Microsoft007: Apache Kafka and Event-driven architecture (Kafka)

1.What is Kafka?

Apache Kafka is a distributed messaging system for high-throughput, fault-tolerant, real-time data streaming. It uses topics to publish/subscribe messages and is widely used for event-driven architecture.

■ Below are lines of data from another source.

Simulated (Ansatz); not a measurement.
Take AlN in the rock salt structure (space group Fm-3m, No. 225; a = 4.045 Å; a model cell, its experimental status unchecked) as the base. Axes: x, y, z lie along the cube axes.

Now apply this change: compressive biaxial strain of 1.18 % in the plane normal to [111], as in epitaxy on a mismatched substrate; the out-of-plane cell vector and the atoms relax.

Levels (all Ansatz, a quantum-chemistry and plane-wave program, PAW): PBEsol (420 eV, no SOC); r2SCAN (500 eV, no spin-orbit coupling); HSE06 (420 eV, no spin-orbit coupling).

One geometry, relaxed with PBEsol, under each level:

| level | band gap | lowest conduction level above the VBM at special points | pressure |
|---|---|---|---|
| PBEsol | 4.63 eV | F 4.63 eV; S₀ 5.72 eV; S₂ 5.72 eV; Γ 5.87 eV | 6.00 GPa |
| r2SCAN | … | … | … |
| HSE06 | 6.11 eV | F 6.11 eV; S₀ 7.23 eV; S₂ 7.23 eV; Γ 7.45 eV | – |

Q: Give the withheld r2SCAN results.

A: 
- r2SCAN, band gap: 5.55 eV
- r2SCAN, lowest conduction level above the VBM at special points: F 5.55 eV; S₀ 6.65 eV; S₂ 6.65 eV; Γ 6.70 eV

2.Key Components in Kafka (Spring Boot)

Component	Role

Producer

Sends messages to Kafka topics

Consumer

Listens to Kafka topics

Topic

Logical name for message stream

KafkaTemplate

Helper class to send messages

@KafkaListener

Annotation to consume messages

KafkaAdmin

Creates topics programmatically

3.Dependencies (pom.xml)

<groupId>org.springframework.kafka</groupId>

<artifactId>spring-kafka</artifactId>

</dependency>

4.Configuration (application.properties)

spring.kafka.bootstrap-servers=localhost:9092

spring.kafka.consumer.group-id=my-group

spring.kafka.consumer.auto-offset-reset=earliest

spring.kafka.consumer.key-deserializer=org.apache.kafka.common.serialization.StringDeserializer

spring.kafka.consumer.value-deserializer=org.apache.kafka.common.serialization.StringDeserializer

spring.kafka.producer.key-serializer=org.apache.kafka.common.serialization.StringSerializer

spring.kafka.producer.value-serializer=org.apache.kafka.common.serialization.StringSerializer

spring.kafka.producer.transaction-id-prefix=tx- # 🔑 Required for transactions

5. Kafka Topic Creation with KafkaAdmin

import org.apache.kafka.clients.admin.NewTopic;
import org.springframework.context.annotation.Bean;
import org.springframework.context.annotation.Configuration;
import org.springframework.kafka.config.TopicBuilder;

@Configuration
public class KafkaTopicConfig {

    @Bean
    public NewTopic topic() {
        return TopicBuilder.name("my-topic")
                .partitions(3)
                .replicas(1)
                .build();
    }
}

6.Kafka Producer

import org.springframework.kafka.core.KafkaTemplate;
import org.springframework.stereotype.Service;

@Service
public class KafkaProducerService {

    private final KafkaTemplate<String, String> kafkaTemplate;

    public KafkaProducerService(KafkaTemplate<String, String> kafkaTemplate) {
        this.kafkaTemplate = kafkaTemplate;
    }

    public void sendMessage(String topic, String message) {
        kafkaTemplate.send(topic, message);
    }
}

7.Kafka Consumer

import org.springframework.kafka.annotation.KafkaListener;
import org.springframework.stereotype.Service;

@Service
public class KafkaConsumerService {

    @KafkaListener(topics = "my-topic", groupId = "my-group")
    public void consume(String message) {
        System.out.println("Consumed message: " + message);
    }
}

8. REST Controller to Test Producer

import org.springframework.web.bind.annotation.*;

@RestController
@RequestMapping("/api/kafka")
public class KafkaController {

    private final KafkaProducerService producerService;

    public KafkaController(KafkaProducerService producerService) {
        this.producerService = producerService;
    }

    @GetMapping("/send")
    public String sendMessage(@RequestParam String message) {
        producerService.sendMessage("my-topic", message);
        return "Message sent!";
    }
}

9.Kafka Annotations in Detail

Annotation                 Purpose
@KafkaListener             Listens to Kafka topic; binds method to topic
@EnableKafka               Enables detection of @KafkaListener
@KafkaHandler              Used with @KafkaListener on class level for multi-method listeners
@KafkaListeners            Container for multiple @KafkaListener annotations on one method
@SendTo                    Sends reply to another topic from consumer
@KafkaListenerContainerFactory Creates custom listener container for advanced settings
@Header                    Access Kafka headers (optional metadata)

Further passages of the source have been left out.